Paint the Cows Orange, Assland and Ugly Logos.
Ault Dairies launched an orange flavored milk in the late 90’s. As their agency at the time, we proposed the idea of approaching farmers with land bordering on major traffic routes and pay to have their cows dyed orange. We would then send out news releases and create documentary type commercial spoofs to propagate the stunt.
Back then this was considered a strange idea, because it was about creating news, not just a TV spot. Unfortunately, Ault was bought by Parmalat and the idea never got off the ground.
What was considered a weird stunt back then is becoming the norm today.
The Gap just picked up a lot of news by letting the world know they were changing their logo. I believe they had no intention of changing their logo, it would have cost a fortune. But for little money, they generated millions of dollars worth of free publicity. And even though most feedback was negative, they turned it positive. After a week, or so, they capitulated, saying the audience had spoken and they didn’t want the new, ugly logo. A great head fake.

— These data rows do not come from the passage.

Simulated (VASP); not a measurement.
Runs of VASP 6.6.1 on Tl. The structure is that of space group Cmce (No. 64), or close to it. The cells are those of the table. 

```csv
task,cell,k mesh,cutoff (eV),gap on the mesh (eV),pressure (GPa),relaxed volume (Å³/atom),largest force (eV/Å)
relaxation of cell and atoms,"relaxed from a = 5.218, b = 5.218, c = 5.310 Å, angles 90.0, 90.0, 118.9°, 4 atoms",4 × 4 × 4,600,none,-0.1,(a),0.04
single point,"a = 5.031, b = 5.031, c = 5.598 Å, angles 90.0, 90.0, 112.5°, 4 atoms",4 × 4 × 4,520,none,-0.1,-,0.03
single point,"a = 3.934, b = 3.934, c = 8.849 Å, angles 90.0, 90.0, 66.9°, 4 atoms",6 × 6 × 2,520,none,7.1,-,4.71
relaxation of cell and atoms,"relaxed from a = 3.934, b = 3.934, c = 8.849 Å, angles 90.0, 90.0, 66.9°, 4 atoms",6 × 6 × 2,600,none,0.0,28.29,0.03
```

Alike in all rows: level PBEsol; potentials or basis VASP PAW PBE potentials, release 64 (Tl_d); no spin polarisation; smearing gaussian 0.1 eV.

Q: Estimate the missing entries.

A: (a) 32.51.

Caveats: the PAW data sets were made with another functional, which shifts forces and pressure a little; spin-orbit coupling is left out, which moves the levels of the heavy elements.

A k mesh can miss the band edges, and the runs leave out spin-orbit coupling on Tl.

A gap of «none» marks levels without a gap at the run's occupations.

Whether the news rubs negative or positive doesn’t seem to matter much in the fight for attention.
Neither does taste.
A BNET article titled, “Ass-Tastic: Why Ads Are Becoming More Disgusting” cites a few campaigns that - depending on whether you’re permanently stuck in adolescence or not - have not only crossed the line. They’ve erased it.
These range from the mildly distasteful Levi’s strapline, “All Asses Were Not Created Equal,” to the completely disturbing (not to mention, irrelevant) Diesel Kick Ass Sneakers, “Assland.”
David Ogilvy famously said, “Advertising reflects the mores of society, but it does not influence them.”
I think we might have jumped the shark.